Jesus had reached that point. It’s Tuesday of Holy Week as we find him beginning to tell the crowd this parable. And it marks a dramatic shift in his message. If we follow the pattern of Jesus’ parables in Luke’s Gospel, we notice that Jesus becomes more and more direct in rebuking sins, specifically the sins of the religious leaders. Already this Holy Week, the Pharisees and experts in the Law have challenged Jesus as he rode into Jerusalem on Palm Sunday. On Monday, he drove the money changers from the Temple a second time and Luke says, “but the chief priests, the experts in the law, and the leaders of the people continued to look for a way to put him to death. They could not find any way to do it, because all the people were clinging to him and listening.” Just before our lesson, the chief priests again challenged Jesus’ authority to do all these things, to teach the people. When Jesus asked them about the authority of John’s baptism, they didn’t dare to answer the question, because they were afraid of being stoned by the people.

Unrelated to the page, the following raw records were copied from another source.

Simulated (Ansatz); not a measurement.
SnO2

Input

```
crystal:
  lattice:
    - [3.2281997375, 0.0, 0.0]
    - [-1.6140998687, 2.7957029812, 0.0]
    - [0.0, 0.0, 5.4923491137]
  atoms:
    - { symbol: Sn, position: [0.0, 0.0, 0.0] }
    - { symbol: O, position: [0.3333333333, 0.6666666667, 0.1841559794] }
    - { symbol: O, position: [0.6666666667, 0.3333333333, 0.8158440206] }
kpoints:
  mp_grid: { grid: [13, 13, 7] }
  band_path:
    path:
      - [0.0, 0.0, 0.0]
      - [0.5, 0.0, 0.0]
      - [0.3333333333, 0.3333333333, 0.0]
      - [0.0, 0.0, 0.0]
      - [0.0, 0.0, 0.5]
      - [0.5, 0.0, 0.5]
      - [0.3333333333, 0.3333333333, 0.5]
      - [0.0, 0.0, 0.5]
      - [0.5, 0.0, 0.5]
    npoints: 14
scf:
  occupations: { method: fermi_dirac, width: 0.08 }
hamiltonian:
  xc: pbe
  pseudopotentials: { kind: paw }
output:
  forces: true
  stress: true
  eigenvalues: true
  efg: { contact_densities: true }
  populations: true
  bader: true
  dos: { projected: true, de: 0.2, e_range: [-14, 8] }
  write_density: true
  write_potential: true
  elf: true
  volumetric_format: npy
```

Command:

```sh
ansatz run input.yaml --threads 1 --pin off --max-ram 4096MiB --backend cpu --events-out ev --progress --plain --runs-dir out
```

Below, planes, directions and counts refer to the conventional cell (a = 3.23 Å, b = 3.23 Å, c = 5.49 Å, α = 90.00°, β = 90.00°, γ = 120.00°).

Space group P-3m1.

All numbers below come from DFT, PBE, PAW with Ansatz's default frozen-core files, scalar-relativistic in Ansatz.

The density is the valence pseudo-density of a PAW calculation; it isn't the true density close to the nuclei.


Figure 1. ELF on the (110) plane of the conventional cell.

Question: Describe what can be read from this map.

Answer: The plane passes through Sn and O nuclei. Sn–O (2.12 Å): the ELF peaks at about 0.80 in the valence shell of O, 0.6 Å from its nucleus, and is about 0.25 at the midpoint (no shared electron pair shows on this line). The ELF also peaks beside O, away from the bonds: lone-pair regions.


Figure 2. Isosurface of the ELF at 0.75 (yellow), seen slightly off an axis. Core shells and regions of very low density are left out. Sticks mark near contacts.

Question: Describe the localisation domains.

Up to that point Jesus’ parables had been less direct, less attacking. But no longer. It’s clear that these religious leaders had hardened their hearts against Jesus. This was their last chance to repent. Jesus was not going to mince his words in this parable. If they still rejected him, the only thing left for them was judgment.
“[Jesus] began to tell the people this parable: “A man planted a vineyard,” The man in Jesus’ parable is God. God planted a vineyard, a place where he could cultivate the land so it would produce fruit. The vineyard was the people of Israel. Isaiah gives us that same picture: “The vineyard of the Lᴏʀᴅ Almighty is the house of Israel, and the men of Judah are the garden of his delight.” This parable is a picture of the relationship between God and his people. “He leased it to some tenant farmers,” The farmers were the leaders of Israel, the chief priests, the experts in the Law, the Sanhedrin. They were to help guide the people to be a prosperous people. “and went away on a journey for a long time. When it was the right time, he sent a servant to the tenants to collect his share of the fruit of the vineyard.” The servants sent to the tenant farmers were the prophets. These messengers of God, men like Elijah, Jeremiah, and John the Baptist, were sent to make sure that the vineyard was prosperous and to rebuke the people if the fruit wasn’t showing. And here’s where the story takes a tragic turn. “When it was the right time, he sent a servant to the tenants to collect his share of the fruit of the vineyard. But the tenant farmers beat the servant and sent him away empty-handed.”
That’s how the people of Israel treated the prophets. This isn’t the first time that Jesus accuses the people of Israel of doing this. In his lament over Jerusalem Jesus says, “Jerusalem, Jerusalem, the city that kills the prophets and stones those sent to her!” Jesus isn’t mincing words he when he describes the beating. He uses a Greek word that talks about flaying the skin. They beat the servant bloody and sent him away with not fruit. Let’s just pause there for a moment. If you were the owner of the vineyard, what would you do at this point? Think about that. We’re not going to explore it here, but think about what you’d do after that first servant came back bloody and beaten and with no fruit. “The man went ahead and sent yet another servant, but they also beat him, treated him shamefully, and sent him away empty-handed. He then sent yet a third. They also wounded him and threw him out.” The owner sends a second and third servant to these tenants, these farmers. Is his patience rewarded? No, they treat these servants even worse than the first. No only did they beat the second servant bloody, bu they treated him shamefully. And the third, they traumatized him, wounded him severely and threw him out of the vineyard.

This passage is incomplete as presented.